Investor Behavior Part 2

Quick disclaimer: The views put forth in this commentary solely reflect my opinion.

After my latest commentary, a reader asked: “What advice would you give a millennial who saw their parents lose half, or more, of their net worth from the crash (referring to the 2008 financial crisis) by subscribing to this investment philosophy?"

I had three immediate thoughts – the third one being the most important:

1.) Many other readers might be wondering the same thing, so I should share this.

2.) I wondered if they sold at the bottom of the market, or close to it. Because if they didn't sell, they probably wouldn't have lost anything. Instead, they may have watched prices fall, followed by a recovery, and possibly a higher net worth today. In other words, volatile prices do not equal permanent loss unless you sell at the lower prices. With the proper planning in place, his parents likely would have held enough cash, cash like vehicles, or non-correlated1 low risk assets to meet any immediate needs during the crisis, allowing their riskier market based assets to recover.
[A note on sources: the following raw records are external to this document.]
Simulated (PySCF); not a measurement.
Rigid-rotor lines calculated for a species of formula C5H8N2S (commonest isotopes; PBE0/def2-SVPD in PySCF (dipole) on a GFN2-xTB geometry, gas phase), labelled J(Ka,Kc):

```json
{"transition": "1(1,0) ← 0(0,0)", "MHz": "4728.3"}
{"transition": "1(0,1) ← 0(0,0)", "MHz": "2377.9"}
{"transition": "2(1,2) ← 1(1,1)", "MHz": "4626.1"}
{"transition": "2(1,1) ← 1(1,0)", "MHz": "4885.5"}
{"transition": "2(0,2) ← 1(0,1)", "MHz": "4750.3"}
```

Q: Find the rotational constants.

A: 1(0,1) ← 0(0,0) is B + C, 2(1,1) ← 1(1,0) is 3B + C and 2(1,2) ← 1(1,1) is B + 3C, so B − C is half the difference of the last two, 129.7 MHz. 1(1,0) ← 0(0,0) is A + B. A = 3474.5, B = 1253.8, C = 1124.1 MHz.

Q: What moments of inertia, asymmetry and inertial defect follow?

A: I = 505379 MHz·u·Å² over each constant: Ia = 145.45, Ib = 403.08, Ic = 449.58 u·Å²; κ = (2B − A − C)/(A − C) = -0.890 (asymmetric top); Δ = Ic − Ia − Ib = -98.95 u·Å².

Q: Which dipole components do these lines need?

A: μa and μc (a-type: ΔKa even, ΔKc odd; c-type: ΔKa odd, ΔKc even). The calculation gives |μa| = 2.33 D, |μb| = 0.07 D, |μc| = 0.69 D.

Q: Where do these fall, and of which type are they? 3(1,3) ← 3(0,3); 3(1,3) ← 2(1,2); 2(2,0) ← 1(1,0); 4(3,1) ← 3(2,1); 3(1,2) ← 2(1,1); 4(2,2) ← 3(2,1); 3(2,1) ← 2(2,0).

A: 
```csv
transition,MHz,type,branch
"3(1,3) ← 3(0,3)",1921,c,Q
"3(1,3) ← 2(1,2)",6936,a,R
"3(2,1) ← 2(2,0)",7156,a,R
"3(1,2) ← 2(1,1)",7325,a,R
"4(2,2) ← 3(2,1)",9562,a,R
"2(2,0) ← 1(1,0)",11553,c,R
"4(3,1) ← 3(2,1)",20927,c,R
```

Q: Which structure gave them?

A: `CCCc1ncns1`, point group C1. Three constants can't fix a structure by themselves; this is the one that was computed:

3.) But even if you have a solid plan in place, that doesn't mean you wouldn’t sell risky assets and take a permanent loss. As Mike Tyson said: “Everyone has a plan until they get punched in the face.” And 2008 was a massive punch of fear. Fear lives in all of us and drives decision making, especially in times of crisis. And this is why understanding human behavior is critical to long term investment success.

When investing, we should be careful of our human emotion. It feels natural to act on emotion -- it is a survival tactic. But it is usually a bad idea when it comes to investing. When we feel we should take action, many times, the right action is actually to “do nothing”. Take a look at this statistic showing investment returns versus average investor returns: for the twenty years ending 12/31/2015, the S&P 500 Index averaged 9.85% a year. Meanwhile, the average equity fund investor earned a market return of only 5.19%. These results are from research done by Dalbar Inc2.

That's a 4.6% difference per year!

One of the main reasons investor returns are so much worse than investment returns is because people often make investment decisions based on emotion. Emotional mistakes are typically what cause the average investor to buy equities when they are high and sell them when they are low.

I believe both mistakes are driven by fear: buying high in fear of missing out on even higher stock values and selling low in fear of a loss of value. Fear is a powerful emotion. Another noteworthy mistake is pulling money in and out of investments in belief that we can time the market. This is usually attributed to our overconfidence – we all think we're above average. But the reality is that the majority of us are not going to time the market without getting lucky. And if we do happen to get lucky once, it doesn’t mean we made a good decision. And chances are the next time won’t be so pretty.

As mentioned before, our emotions cause behavior that feels right. While emotions such as fear helped our ancestors survive in the wild (i.e., fleeing a situation in which they felt in danger), they don't do a whole lot of good when it comes to investing. Awareness of these behavioral urges is a pivotal first step in learning how to ignore them and stay level headed when making investment decisions. But, even if we're aware of the emotions, not acting on them is hard.

This brings us to the last and likely the most critical check on our emotions when making an important investment decision: talk to someone knowledgeable -- such as a financial advisor or a financially savvy friend who isn’t always bragging about his latest genius stock pick (while ignoring the 50 bad picks just before!). The outsider's view usually helps because he or she is not as emotionally invested in your decision. Even Warren Buffet, the most successful investor of our time, usually consults with his good friend and business partner, Charlie Munger, when making investment decisions.

To recap, I believe the critical steps to not let emotion drive investment decisions are:

1.) Have a proper plan in place with diversification3 that includes both non-correlated assets and conservative assets for times of stock market volatility

2.) Be aware of the emotions we will feel when the market “punches us in the face” or when we hear or read someone’s opinion on what the market will do next (no one actually knows by the way)

3.) Talk to a trusted individual before making the decision

1Non-correlated, as it pertains to investing, refers to assets that do not move in the same direction as each other when there are different types of market shocks::

2Dalbar Inc. is a company which studies investor behavior and analyzes investor market

3Diversification does not guarantee a profit or protect against investment loss.

The S&P 500 Index is a broad-based unmanaged benchmark generally representative of the US stock market. The index does not reflect investment fees and expenses, and investors cannot invest directly in the index.

The information provided is general and intended to inform and educate. It is not intended as an offering of any specific products or services, nor to be construed as specific investment, legal or tax advice. Past performance is not indicative of future results. Individual situations can vary, as such; this information should only be relied upon along with an individual assessment in light of your own specific situation. A thorough analysis would consider a variety of factors that are beyond the scope of this commentary and should be applied to your unique situation along with the help of a professional.

Lastly, as noted in the opening line, this commentary was inspired by a reader’s feedback. We appreciate and strongly encourage continued feedback. Knowing what the readers are wondering about allows us to give you more applicable information.